Friday 3 July 2009

Time to get this sorted


With the recent deaths of Lt-Col Thorneloe and Trp Joshua Hammond, the number of service personnel killed in Afghanistan by mine strikes and IEDs while riding in poorly protected vehicles rises to 49 by our estimate.

With 140 KIA, that amounts to 35 percent of deaths due to enemy action (or accidental minestrikes from legacy mines). Perhaps twice as many service personnel have suffered very serious injuries, losing in total 150 or thereabouts skilled personnel. Without taking into account the huge financial costs, the Military cannot afford this unnecessary attrition.
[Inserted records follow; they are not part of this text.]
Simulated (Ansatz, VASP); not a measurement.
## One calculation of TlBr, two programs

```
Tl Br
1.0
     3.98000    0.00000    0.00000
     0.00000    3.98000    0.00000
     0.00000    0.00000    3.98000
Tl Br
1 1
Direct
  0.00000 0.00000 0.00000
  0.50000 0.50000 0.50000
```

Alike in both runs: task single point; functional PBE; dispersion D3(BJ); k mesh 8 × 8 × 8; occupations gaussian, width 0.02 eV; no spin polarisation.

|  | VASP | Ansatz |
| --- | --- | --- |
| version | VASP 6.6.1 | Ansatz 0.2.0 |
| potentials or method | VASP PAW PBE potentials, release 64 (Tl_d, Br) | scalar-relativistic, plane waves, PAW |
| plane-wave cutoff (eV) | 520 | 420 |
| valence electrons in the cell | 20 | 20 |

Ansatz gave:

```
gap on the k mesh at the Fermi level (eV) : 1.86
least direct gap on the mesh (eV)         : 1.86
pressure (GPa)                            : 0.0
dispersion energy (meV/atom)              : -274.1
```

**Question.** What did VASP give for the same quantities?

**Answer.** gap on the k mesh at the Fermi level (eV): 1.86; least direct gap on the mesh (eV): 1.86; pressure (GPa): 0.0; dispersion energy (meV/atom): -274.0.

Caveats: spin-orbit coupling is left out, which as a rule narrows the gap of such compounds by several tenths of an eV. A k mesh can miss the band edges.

Yet from the man on the spot, working for The Times comes one very obvious remedy, which the man himself fails even to recognise. The man in question is Tom Coghlan who records his experience riding in a Viking re-supply convoy, and an incident similar to that which killed Lt-Col Thorneloe.

Coghlan starts his piece with the effect: "The blast from the roadside bomb was a breaking storm of noise and shock that scrambled the senses and shrouded men and machines in a white pall of choking dust," he writes, with the description continuing thus:
Long seconds of uncertainty followed, before torch beams swept the evening gloom to reveal the silhouette of the sixth vehicle in the convoy, an armoured supplier, sagging sideways and half off the track. Its cabin was a shambles of metal. Its machinegun turret and its gunner were missing.

There was no sign of a follow-up ambush, but one might be imminent. On the internal radio of the Viking armoured car, an 11-tonne tracked personnel carrier, the crew swore softly and bitterly. "I wish they’d show themselves so I could f*****g ..." one voice said, trailing off to anguished silence.
The first five vehicles in the convoy had passed over the bomb before it detonated under the sixth, injuring but not killing two of the occupants. About 25 minutes after the blast the injured men were on an American Blackhawk rescue helicopter – not, incidentally, a British helicopter. We will return to that.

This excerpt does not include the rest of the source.